There Might Not Be Any Numbers

I was re-reading an old post where I expressed doubt that there are any necessary existents at all, not even numbers, and I saw Richard Chapell’s comment,

I’d expect the ontological status of numbers to be non-contingent — after all, what in the world could they be contingent on? Abstract objects seem to be the kind of things that exist necessarily, if they exist at all.

I guess I was being dense that month 🙂 because I didn’t see what the objection was supposed to be. But now I do. If numbers are the kinds of things that are not necessary then they must depend on something to exist. But what could numbers depend on? Since there is no plausable candidate we should conclude that if numbers exist they would do so necessarily. Here is what I should have said.

Whether a given possible world has non-physical elements is surely a contingent fact about that possible world. The worlds which do have non-physical elements will most likely have numbers and those that don’t won’t. If this were the case then the existence of numbers is contingent on which possible world best describes the actual world (or if one doesn’t like this way of characterizing the actual world as a possible world we can say it depends on what is actually the case). In some worlds, the existence of numbers may be contingent on whether they were created by some non-physical being. In short there are a couple of different ways in which the existence of numbers could turn out to be contingent.  

7 thoughts on “There Might Not Be Any Numbers

  1. Whether a given possible world has non-physical elements is surely a contingent fact about that possible world.

    That’s an odd premise. Abstracta are not meant to be so perfectly extricable and superfluous. If we need numbers to make sense of (e.g.) physics and simple counting truths like “the number of planets is 8”, then presumably there couldn’t be a world like ours but without the numbers. Conversely, if we don’t have or need numbers after all, then it’s dubious whether speaking of numbers as possibly existing abstracta even makes sense. They’re either necessary or impossible, given their theoretical role; no in-between status makes sense.

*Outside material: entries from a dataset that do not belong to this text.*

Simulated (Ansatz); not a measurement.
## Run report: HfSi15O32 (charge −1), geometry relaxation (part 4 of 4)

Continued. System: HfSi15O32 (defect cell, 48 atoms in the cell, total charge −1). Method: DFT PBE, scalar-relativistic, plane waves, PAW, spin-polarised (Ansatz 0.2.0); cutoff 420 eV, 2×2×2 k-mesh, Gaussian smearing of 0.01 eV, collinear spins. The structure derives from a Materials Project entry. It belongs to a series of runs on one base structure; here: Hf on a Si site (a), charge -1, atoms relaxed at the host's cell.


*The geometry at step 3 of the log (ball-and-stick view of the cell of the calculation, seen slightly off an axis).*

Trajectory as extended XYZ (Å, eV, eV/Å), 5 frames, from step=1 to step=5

  2. I don’t see why it’s odd.

    If we need numbers to make sense of (e.g.) physics and simple counting truths like “the number of planets is 8″, then presumably there couldn’t be a world like ours but without the numbers.

    What’s the argument for this? There are those, like Field, who think that all that needs to be true is that there are numbers in some possible world, it doesn’t have to be this one. What’s wrong with that view?

    Conversely, if we don’t have or need numbers after all, then it’s dubious whether speaking of numbers as possibly existing abstracta even makes sense.

    Again, I don’t see the argument for this. If it turns out that the actual world is a completely physical world then there will actually be no numbers but the story we tell about numbers is enough for us to do science and count. It seems easy to deny that we need numbers here and also deny that it is hard to imagine them existing in some possible world where there are non-physical objects.

  3. I would think that numbers ‘transcend’ all possible worlds. Seems weird to say that they are located “in” those possible worlds.

    After all, the whole “possible world” semantics wouldn’t be possible if abstracta are located within the worlds, no?

  4. I’m not sure I follow, Tanasije. All of the things that exist do so actually. Possible worlds are (complete) descriptions of ‘ways things might have been/will be’ Any complete description of the way things are/might have been/will be will have to include a pronouncement about what exists.

  5. Richard,

    I’m thinking of e.g. quantifying over possible worlds, or saying “in half of the possible worlds” or “in two possible worlds” , etc…

    If the very possibility to use the possible world semantics depends on those, I’m not sure how can we imagine them as “inside” possible worlds.

  6. Yeah but we say that stuff outside any possible world, in the actual world. A possible world is just a complete description of how the actual world might have been/will be (they may be abstract objects themselves if one goes infor that sort of thing…Kripke does, others don’t). To say that the description is complete is to say that any statement p is either true or false (and not both) ‘according to that description’ or ‘in that possible world’. So there is at least one complete description of the way things are which includes in it a commitment to the existence of numbers and other abstract objects. If the actual world turns out to be a world in which numbers do not exist it will because of that possible world (that could have been actual but is not) that we will get true counter-factual statements like ‘If there were numbers, 2+2=4″, we could in fact give a detailed account of the rules which would govern these things as for instance by postulating that ‘if there were numbers, they would be goverened by things like Peano’s axioms’. In that way we could reason ‘as if’ numbers existed in the actual world. Feild’s claim is that this is all that we need in order to do science and talk about abstract objects.